Artist: Justin Currie (of Del Amitri)
Opening Act: Graham Colton
Location: The Tin Angel – Philadelphia, Pa
Date: Saturday, June 19th, 2010

[Venue]
The Tin Angel
20 South 2nd Street
Philadelphia, PA

The Tin Angel is a great place to see a musician. It’s small and intimate, so if you happen see a show with “popular act”, you are in for a real treat. There is a restaurant downstairs that is great, so it’s a good night out if you can snag a table.

[Opening Act: Graham Colton]
As we walked into the Tin Angel, my wife and I (unknowingly) had a brief, pleasant exchange with Graham Colton. He was quite polite and friendly (and I am sure the ladies will find him good looking). Colton’s music is easy on the ears; a respectable singer with a good sense of rhythm on the guitar. His singer-songwriter style leans towards poppy love songs; since he seems like such a genuinely nice guy, the music doesn’t come off as douchy.

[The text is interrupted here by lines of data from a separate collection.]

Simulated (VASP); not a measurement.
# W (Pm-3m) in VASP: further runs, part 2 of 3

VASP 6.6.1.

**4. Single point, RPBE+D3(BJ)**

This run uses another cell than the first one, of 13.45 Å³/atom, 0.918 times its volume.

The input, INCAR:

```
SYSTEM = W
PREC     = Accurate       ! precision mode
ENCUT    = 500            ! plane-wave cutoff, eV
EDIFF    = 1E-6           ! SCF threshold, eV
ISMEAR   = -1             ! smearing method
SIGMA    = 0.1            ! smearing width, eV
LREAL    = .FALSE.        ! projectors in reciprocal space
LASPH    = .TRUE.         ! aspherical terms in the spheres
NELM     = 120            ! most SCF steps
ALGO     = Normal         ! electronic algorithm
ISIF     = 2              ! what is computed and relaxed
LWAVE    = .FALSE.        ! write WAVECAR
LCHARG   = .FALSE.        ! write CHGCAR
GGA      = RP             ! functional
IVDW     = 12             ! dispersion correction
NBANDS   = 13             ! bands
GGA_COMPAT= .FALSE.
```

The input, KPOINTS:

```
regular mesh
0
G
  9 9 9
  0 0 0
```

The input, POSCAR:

Colton’s last song of his 30 minute set (which was about the death of a friend – I didn’t catch the name) was his most emotionally mature. I want to recommend Graham Colton to you, but I suspect if you have a penis the music won’t do much for you. With that said, Graham is the kind of guy that a college girl would love to take home and get the bed sheets dirty and not feel all shamed up about it the next day (just don’t mention his wife Helen).

Website: Graham Colton

[Main Event: Justin Currie]
Let me just get this out of the way: Justin Currie sounded incredible. Years of the rock star lifestyle has done nothing to damage or degrade his voice, if anything, it has improved with age. Currie was accompanied by a keyboard/accordion player named Pete and it looks like the two have been playing together for a while. The set list consisted of a nice blend of Del Amitri classics and his newer solo material. Currie took a significant amount of requests from the crowd including one from me “Don’t I look like the kind of guy you used to hate.” He forgot half the song since it was an obscure b-side, but seemed impressed someone in the US knew about it.

Currie changed up some classic Del Amitri tunes like “Not Where it’s at” since the band wasn’t backing him – the changes seemed natural and sounded excellent. Justin’s newer tunes seemed to utilize a milder version the “Neil Finn Solo Album” technique – having weird little electronic noises under the acoustic guitar – it worked well to fill out the sound without a full band. Since Currie took so many requests, the tempo of the show dragged a bit in the middle (most people requested slower songs), but like a pro he knew when to pick it back up. The show ended around 10:00 PM as Justin was asked to wrap it up for another act starting at 10:30 (nobody I ever heard of).

Justin Currie is one of the premire, yet overlooked (in the US) songwriters of the last 20 years and it was a real pleasure to be able to see him perform in an intimate venue. Tonight is his last tour date and it is in Washington, DC. If you are in the area, I highly recommend catching the show.